Introduction
On July 30, 2024, the Federal High Court (FHC) in Abuja delivered a significant ruling that confirmed the applicability of Section 18(2) of the Companies and Allied Matters Act (CAMA) 2020 to all private companies in Nigeria, including those incorporated before the enactment of CAMA 2020. The decision was reached in the case of Primetech Design and Engineering Nigeria Limited & Julius Berger Nigeria Plc v. Corporate Affairs Commission.
Case Background
Primetech Design and Engineering Nigeria Limited (Primetech) was incorporated with two shareholders before the introduction of CAMA 2020. After the new law permitted the formation of single-shareholder companies, all the shares of Primetech’s first shareholder, Martin Brack, were transferred to the second shareholder, Julius Berger Nigeria Plc (Julius Berger). Consequently, Julius Berger became the sole shareholder of Primetech.

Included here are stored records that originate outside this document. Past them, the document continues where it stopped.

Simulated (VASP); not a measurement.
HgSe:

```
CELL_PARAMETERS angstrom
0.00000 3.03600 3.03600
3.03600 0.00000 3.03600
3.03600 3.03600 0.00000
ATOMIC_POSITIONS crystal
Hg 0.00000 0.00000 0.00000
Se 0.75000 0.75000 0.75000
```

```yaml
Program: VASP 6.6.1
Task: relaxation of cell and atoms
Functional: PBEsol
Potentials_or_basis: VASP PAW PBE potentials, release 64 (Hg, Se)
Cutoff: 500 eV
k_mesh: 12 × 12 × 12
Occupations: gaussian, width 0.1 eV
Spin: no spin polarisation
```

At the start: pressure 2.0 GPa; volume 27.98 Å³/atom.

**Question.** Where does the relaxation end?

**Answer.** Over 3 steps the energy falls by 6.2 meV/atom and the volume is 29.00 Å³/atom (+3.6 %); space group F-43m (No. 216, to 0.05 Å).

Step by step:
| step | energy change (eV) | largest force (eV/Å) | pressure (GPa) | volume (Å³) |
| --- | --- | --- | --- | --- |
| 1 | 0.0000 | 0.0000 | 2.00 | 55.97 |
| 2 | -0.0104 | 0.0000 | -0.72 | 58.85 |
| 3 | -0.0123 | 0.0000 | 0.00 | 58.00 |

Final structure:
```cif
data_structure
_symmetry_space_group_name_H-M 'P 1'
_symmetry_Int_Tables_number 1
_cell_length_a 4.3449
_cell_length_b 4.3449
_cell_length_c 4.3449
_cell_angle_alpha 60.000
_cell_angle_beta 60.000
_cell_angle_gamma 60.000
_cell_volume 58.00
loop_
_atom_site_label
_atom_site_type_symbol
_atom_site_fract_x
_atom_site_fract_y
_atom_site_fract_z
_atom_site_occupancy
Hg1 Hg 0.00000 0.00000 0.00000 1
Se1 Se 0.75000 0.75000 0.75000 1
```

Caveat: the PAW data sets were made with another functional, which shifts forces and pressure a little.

When the Corporate Affairs Commission (CAC) was notified of this share transfer, it objected, asserting that companies incorporated before CAMA 2020 could not operate with a single shareholder. The CAC further warned that such companies could face winding-up proceedings for reducing their number of shareholders below two. This led Primetech and Julius Berger to challenge the CAC’s position in court.
FHC’s Ruling
The FHC ruled in favor of Primetech and Julius Berger, determining that Section 869(1) of CAMA 2020 had repealed CAMA 1990, rendering the earlier law obsolete. Consequently, there was no legal basis for distinguishing between companies incorporated under the old CAMA and those formed after the 2020 amendment. The Court affirmed that the provisions of Section 18(2) of CAMA 2020 apply uniformly to all private companies, regardless of their incorporation date.
The Court further clarified that Section 18(1) of CAMA 2020 does not mandate that private companies must have two shareholders. A private company that chooses to adopt the provisions of Section 18(2) can operate with a single shareholder without being subject to the winding-up provisions under Section 571(c) of CAMA 2020, unless the company’s Memorandum and Articles of Association specifically require more than one shareholder.
The Court also held that the CAC had no valid grounds to reject the share transfer instruments, reinforcing the legality of Primetech’s transition to a single-shareholder company.
Comments
Under the repealed CAMA 1990, many private companies maintained a nominal shareholder merely to satisfy the two-shareholder minimum requirement. Even after CAMA 2020 permitted the formation of single-shareholder companies, the CAC resisted acknowledging the right of companies incorporated before 2020 to reduce their shareholders to one. This stance was widely viewed as conflicting with the clear legislative intent behind CAMA 2020.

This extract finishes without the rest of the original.